Error in vgg_preprocess?


(Peggy) #1

Doesn’t Theano store images in (channel, row, col) order? vgg_preprocess(x) returns x[:,::-1] to reverse rgb -> bgr. Shouldn’t it instead return x[::-1,:,:]? Am I missing something here?
Thanks for your help.
P


(Jeremy Howard) #2

I seem to remember seeing an error like that in one of the notebooks at some point - so yes, possibly you found a mistake. Where did you see this?


(Utkarsh) #3

This part is present in vgg16.py file. Inside there is a vgg_preprocess(x) function which does the conversion.


(Peggy) #4

Hi, Jeremy.
Thanks very much for your quick response. As Utkarsh remarked, this is in vgg16.py in the vgg_preprocess(x) function.
Thanks very much to both you and Rachel for these wonderful resources! They are very helpful.
With best regards,
Peggy


(Peggy) #5

Hi, Jeremy.
It’s also in vgg_preprocess(x) in vgg16bn.py.
Thank you.
P


(Christina Young) #6

If anyone’s interested, here is the Tensorflow counterpart (channels last):

vgg_mean = np.array([123.68, 116.779, 103.939], dtype=np.float32).reshape((1,1,3)) # This one for Tensorflow

def vgg_preprocess(x):
    x = x - img_mean
    return x[:,:,::-1] # reverse axis rgb->bgr # This one for Tensorflow (channels last)

(Armin) #7

Hijacking the topic, why do we always use this mean and not the mean of the dataset we’re actually working on?


(Christina Young) #8

It’s the mean of the dataset that you’re working with – if you’re training a network from scratch. Since we use pre-trained imagenet weights for many of our image classification problems using VGG, Resnet, etc we need to use the same mean they trained with.


#9

So, for these 3 values, 123.68, 116.779, 103.939, my understanding is for R G B instead of B G R, right?


#10

In your tensorflow function of vgg_preprocess(x), the return line should be
return x[:,:,:,::-1].

You miss one dimension.


(Rob Forgione) #11

Yeah, this was tripping me up too.

Interestingly, when I made this change, the performance of my network didn’t change much. Not sure why this is, but my guess is that it’s because the green value remains the same in both orderings, and the other two only change intensities by ~20 (on a scale of 0-255, this is a change of ~8%). Basically, since the means are all on roughly the same scale to begin with, flipping their order doesn’t seem to shake things up that much.

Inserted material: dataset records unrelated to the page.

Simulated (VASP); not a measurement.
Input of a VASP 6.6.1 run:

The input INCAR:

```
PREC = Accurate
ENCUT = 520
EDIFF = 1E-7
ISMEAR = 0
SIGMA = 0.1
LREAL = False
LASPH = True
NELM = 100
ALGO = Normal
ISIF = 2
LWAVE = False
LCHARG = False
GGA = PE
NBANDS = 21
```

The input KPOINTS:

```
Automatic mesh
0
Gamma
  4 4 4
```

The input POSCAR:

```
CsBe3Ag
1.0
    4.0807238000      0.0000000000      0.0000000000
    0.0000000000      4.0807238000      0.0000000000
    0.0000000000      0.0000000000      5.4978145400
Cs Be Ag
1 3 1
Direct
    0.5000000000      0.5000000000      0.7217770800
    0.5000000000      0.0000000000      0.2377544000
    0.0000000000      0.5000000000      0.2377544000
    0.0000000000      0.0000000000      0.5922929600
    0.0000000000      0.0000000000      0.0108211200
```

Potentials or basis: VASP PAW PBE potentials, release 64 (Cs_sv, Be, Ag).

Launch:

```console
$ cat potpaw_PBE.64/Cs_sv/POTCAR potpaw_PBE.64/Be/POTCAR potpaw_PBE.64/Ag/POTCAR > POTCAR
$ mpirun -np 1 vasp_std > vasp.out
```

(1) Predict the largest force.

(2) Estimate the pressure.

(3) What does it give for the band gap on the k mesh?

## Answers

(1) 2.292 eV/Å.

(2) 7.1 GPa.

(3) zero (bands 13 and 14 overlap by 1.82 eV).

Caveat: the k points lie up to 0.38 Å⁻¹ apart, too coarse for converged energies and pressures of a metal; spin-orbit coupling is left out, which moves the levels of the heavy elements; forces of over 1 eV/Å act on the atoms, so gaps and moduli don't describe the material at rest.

This is just a hypothesis based on intuition, but I’d love to get the opinion of someone with a bit more knowledge!


(Christina Young) #12

Interesting… when I add the extra dimension, I get a “too many indices for array” error. But I was doing it outside of the function vgg_preprocess()…


#13

I believe so. We subtract the means before reordering the indices, so 123.68 – > R, 116.779 --> G, 103.939 --> B


#15

HI, I also think the vgg_preprocess(x) should return [::-1,::], but after I changed the fuction, the performance of the vgg_net was actually getting worse. I don’t understand what’s going on there. Did you meet the same problem?


#16

why there are four dimsions here? x[:,:,:,::-1], In the vgg_preprocess fuction, vgg_mean that we use only has three dimension. Is it possible to subtract it if they have differeant dimeansion?
vgg_mean = np.array([123.68, 116.779, 103.939], dtype=np.float32).reshape((3,1,1))


(kab) #17

Hi, can you share your whole modified vgg16.py to work with Tensorflow instead of Theano? I made the change you suggested, but am running into dimension errors. Did you change all the dimensions to (224,224,3) in the rest of the code also?